Creating a basic web scraper with C#

Web scraping is a technique used to extract information from websites. With the help of a web scraper, we can automate the process of collecting data from websites. This can be useful for tasks like data mining, price monitoring, and content aggregation

Open Table of contents

Install the HtmlAgilityPack library using the NuGet package manager.
Add the following using statements at the top of your Program.cs file:
Define the URL of the website you want to scrape.
Send a request to the website
Parse the HTML with HtmlAgilityPack
Finished! Run your app!

Install the HtmlAgilityPack library using the NuGet package manager.

Right-click on your project in the Solution Explorer and select “Manage NuGet Packages.” Search for “HtmlAgilityPack” and click on “Install.”

Add the following using statements at the top of your Program.cs file:

using System;
using System.Net;
using HtmlAgilityPack;

Define the URL of the website you want to scrape.

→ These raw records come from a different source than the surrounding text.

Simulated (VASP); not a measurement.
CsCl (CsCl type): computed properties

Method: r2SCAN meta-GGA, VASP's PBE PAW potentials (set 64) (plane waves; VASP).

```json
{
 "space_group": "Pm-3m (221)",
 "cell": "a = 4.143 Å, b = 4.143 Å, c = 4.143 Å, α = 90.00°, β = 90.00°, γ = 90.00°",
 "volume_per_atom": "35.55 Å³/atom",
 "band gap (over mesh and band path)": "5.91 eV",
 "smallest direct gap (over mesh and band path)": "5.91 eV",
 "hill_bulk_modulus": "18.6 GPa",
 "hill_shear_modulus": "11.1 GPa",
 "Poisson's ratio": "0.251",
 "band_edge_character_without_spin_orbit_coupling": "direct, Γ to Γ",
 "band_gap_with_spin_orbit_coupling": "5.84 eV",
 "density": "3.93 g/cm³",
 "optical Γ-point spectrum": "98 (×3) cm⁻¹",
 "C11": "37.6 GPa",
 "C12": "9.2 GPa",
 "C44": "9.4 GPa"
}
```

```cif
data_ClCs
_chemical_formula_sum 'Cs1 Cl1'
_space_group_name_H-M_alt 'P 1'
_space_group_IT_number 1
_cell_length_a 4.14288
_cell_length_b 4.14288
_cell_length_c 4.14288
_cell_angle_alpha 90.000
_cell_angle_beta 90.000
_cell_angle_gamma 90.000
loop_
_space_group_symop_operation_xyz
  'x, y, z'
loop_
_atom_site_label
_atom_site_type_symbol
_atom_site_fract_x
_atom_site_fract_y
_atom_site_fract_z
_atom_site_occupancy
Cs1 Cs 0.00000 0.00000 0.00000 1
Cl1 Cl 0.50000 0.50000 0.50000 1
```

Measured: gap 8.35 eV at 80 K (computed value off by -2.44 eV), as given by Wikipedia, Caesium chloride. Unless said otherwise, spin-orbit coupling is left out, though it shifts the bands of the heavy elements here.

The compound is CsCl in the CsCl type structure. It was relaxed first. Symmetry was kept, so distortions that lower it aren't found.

For this example, we will scrape the top headlines from the BBC News website.

string url = "https://www.bbc.com/news";

Send a request to the website

Use the HttpWebRequest class to send a request to the website and retrieve its HTML content. We will also create an HtmlDocument object from the HTML content.

HttpWebRequest request = (HttpWebRequest)WebRequest.Create(url);
HttpWebResponse response = (HttpWebResponse)request.GetResponse();
HtmlDocument document = new HtmlDocument();
document.Load(response.GetResponseStream());

Parse the HTML with HtmlAgilityPack

Use the HtmlAgilityPack library to parse the HTML and extract the data we want. In this case, we want to extract the text of the top headlines.

var headlines = document.DocumentNode.Descendants("h3").Where(node => node.GetAttributeValue("class", "").Contains("gs-c-promo-heading__title")).ToList();
foreach (var headline in headlines)
{
    Console.WriteLine(headline.InnerText.Trim());
}

Finished! Run your app!

Run the application and see the top headlines printed to the console.

That’s it! You have now created a basic web scraper in C#. Of course, this is just a starting point. You can use this code as a basis for more complex web scraping tasks. Just remember to respect the website’s terms of use and use web scraping responsibly.